FILE - Afghan burqa-clad women sit after they received ration aid in Kandahar, Afghanistan, May 4, 2016.
FILE - Afghan burqa-clad women sit after they received ration aid in Kandahar, Afghanistan, May 4, 2016.

The U.N. World Food Program (WFP) has warned that 40 percent of Afghanistan's population — or 11.3 million people — are food insecure, while chronic malnutrition affects more than 40 percent of Afghan children under five years old.

WFP Executive Director Ertharin Cousin issued the warning Friday at the conclusion of her four-day maiden visit to the war-ravaged country, the first by a WFP chief in 13 years, to "implore" the donor community to continue their support despite the squeeze on funding because of new global crises.

"This not the time for the international community to turn away from the needs of the people of Afghanistan," she told reporters in Kabul.

While WFP has already reached almost two million of the most vulnerable Afghans with food and cash assistance, Cousin said, the organization needs $50 million in donor funding to reach another 1.6 million people through the end of this year.

FILE - Afghan men and boys wait in line to receive their donated sacks of wheat distributed by the World Food Program in Kabul, Afghanistan, Dec. 15, 2013.
FILE - Afghan men and boys wait in line to receive their donated sacks of wheat distributed by the World Food Program in Kabul, Afghanistan, Dec. 15, 2013.

"It is the funding challenges and a turning away of the international community, or reduction in support by the international community for the activities here in Afghanistan, which will limit our ability to perform the work that is required," Cousin said, when asked what was the biggest concern for WFP's Afghan mission.

She noted that the 3.6 million Afghans who the WFP is trying to help do not include thousands of refugee families who have returned or are in the process of returning home from neighboring Pakistan this year.

"Many of them come across with nothing, without the ability to meet the food-assistance needs of their families," said the WFP head, adding that her organization is working with other partners to meet the needs of returnees.

Cousin admitted that increased instability and conflict in some Afghan areas has forced WFP to suspend program operations periodically throughout the year.

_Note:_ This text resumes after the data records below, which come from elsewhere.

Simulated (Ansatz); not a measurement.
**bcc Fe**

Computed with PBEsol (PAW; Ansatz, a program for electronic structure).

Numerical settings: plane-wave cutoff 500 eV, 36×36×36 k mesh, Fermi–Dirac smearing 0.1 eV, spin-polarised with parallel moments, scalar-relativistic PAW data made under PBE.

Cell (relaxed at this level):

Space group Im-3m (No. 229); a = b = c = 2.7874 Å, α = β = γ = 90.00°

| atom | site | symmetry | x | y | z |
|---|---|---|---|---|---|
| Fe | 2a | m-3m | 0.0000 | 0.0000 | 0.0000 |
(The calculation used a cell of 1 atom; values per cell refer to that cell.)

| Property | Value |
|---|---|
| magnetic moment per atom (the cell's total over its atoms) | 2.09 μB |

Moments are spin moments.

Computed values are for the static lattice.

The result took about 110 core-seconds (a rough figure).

"The answer to terrorism and conflict is hope and opportunity provided by sustainable, durable economic opportunity and prosperity where every parent can access the food that they required to feed their children," she said.

Afghanistan's northern provinces are traditionally inaccessible for aid deliveries during winter months, and the spread of fighting to those areas in recent months has added to the challenges facing aid groups.